Tommie 12/01/2006 @ 3:26am
here is the trailer:
http://christianecegavske.com/BTRS_Movie.html
feral cat 12/01/2006 @ 9:48am
I have wanted to see this for ages, it played the Leeds festival over here, but I couldn’t go. I think I will defiantly have to import this DVD, nice write up Kurt.
Jasper 12/01/2006 @ 10:15am
I wrote a long post easrlier too, but obviously the gremlins got to it, but just wondered who out there is familiar with the work of Ladislaw Starewicz, the Russian who pioneered stop-motion in the 1910s, by animating dead beetles with bits of wire to hold their limbs in place - stunning stuff, especially his film The Mascot, which looks as nightmarish and macabre and non-Disney as this film. There’s a great DVD available in the US entitled The Cameraman’s Revenge & Other Fantastic Tales. Check it out.
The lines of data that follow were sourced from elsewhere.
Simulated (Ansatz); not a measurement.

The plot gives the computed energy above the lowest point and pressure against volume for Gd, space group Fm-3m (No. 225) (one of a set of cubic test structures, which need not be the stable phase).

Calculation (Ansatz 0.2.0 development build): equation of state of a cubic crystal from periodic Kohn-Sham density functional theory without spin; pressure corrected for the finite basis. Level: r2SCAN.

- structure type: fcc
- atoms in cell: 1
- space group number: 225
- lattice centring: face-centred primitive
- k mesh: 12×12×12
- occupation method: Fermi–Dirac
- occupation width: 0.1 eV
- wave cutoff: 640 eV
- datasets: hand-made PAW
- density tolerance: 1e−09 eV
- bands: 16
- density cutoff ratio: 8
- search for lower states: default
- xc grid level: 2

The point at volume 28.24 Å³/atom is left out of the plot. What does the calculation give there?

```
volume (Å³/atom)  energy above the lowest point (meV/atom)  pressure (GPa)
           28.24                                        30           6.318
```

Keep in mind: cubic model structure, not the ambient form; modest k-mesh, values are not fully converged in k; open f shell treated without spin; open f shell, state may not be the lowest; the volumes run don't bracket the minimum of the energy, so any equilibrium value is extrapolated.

Also, for stop-motion fans, UK viewers of a certain age will remember the version of the Finnish children’s tales The Moomins, animated by a Polish animation studio sometime in the 70s - abosultely haunting stuff, and now all out on DVD in a mammoth 7 disk box set containing a full 100 episodes. Anyone else here seen these?
Plague 12/01/2006 @ 10:52am
Starewicz’s work certainly influenced The Bros. Quay, I think they even credit him on one of their comp DVD’s that are out.
I have heard of the Moomins set, yet have not laid eyes on it.
Any more info?
James 12/01/2006 @ 1:33pm
I saw this at the Waterloo Festival / WFAC - fantastic. Their lineup was out of this world this year.
Kurt 12/01/2006 @ 2:50pm
James: I posted an twitch article on that festival, I wish I could have been there this year!
James 12/04/2006 @ 4:25pm
I’m going to hit the pavement for WFAC - they deserve a packed house for every screening, the lineup is so consistently good. I love the way the festival treats its selection like a museum collection. Anybody who’s into animation should check out their website and their past lineups. I talked to some people after the festival, and I can’t believe it’s still such a big secret in Toronto - do people realize what they’re missing?